But, sticking with the feminist idea, the chrysanthemums symbolize Elisa. They also symbolize beauty as well as potential strength and possibility. Given the right care and attention, the flowers can grow to be very beautiful and strong. Henry notes how strong, "ten inches across," they are and the tinker notes how beautiful they are. "Looks like a quick puff of colored smoke?" Elisa appreciates both comments and we can look at these descriptions as parallels with herself. She is beautiful and strong. Ironically, she wants Henry to notice her beauty which he does not, an innocent mistake since he loves her and just looks at the world in practical ways. Elisa wants the tinker to notice her strength and he does not, saying "It ain't the right kind of a life for a woman." 
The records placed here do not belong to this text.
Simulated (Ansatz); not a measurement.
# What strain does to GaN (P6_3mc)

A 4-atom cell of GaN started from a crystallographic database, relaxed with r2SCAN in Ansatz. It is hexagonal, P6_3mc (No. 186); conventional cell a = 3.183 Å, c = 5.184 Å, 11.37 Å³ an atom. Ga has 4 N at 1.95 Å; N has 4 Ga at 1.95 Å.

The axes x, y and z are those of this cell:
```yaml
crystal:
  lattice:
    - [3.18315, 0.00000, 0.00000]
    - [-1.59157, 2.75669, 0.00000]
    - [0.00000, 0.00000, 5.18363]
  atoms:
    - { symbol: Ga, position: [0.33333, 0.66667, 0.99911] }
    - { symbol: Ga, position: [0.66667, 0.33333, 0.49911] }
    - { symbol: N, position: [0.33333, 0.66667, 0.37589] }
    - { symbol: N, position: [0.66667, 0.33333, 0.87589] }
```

When the tinker leaves, there has been a very subtle sexually charged interaction. But the tinker had only been playing in order to get some work. Later, on the way to dinner, Elisa notices he had thrown out the flowers and kept the pot. The chrysanthemums symbolize opportunity as extensions of Elisa herself. By sharing them with the tinker, the flowers actually travel beyond the confines of the ranch. In a way, a part of her goes on the road with the tinker. This is significant because she tries to convince him that she could do what he does. She feels betrayed by the tinker at the sight of the discarded flowers as if she herself has been cast aside. The tinker has cast aside their shared notions of beauty and the idea that she could compete with him. 

In a last ditch effort to assert herself as a strong woman, especially in light of Henry's obliviousness to her attempts to pretty herself up for him, she supposes they go to the fights. But in the end, she retreats from the idea, leaving her dejected again. Had she received the care and consideration (from Henry and/or the tinker) which she had shown the chrysanthemums, her strength and beauty would be more evident to the two men and therefore, more appreciated.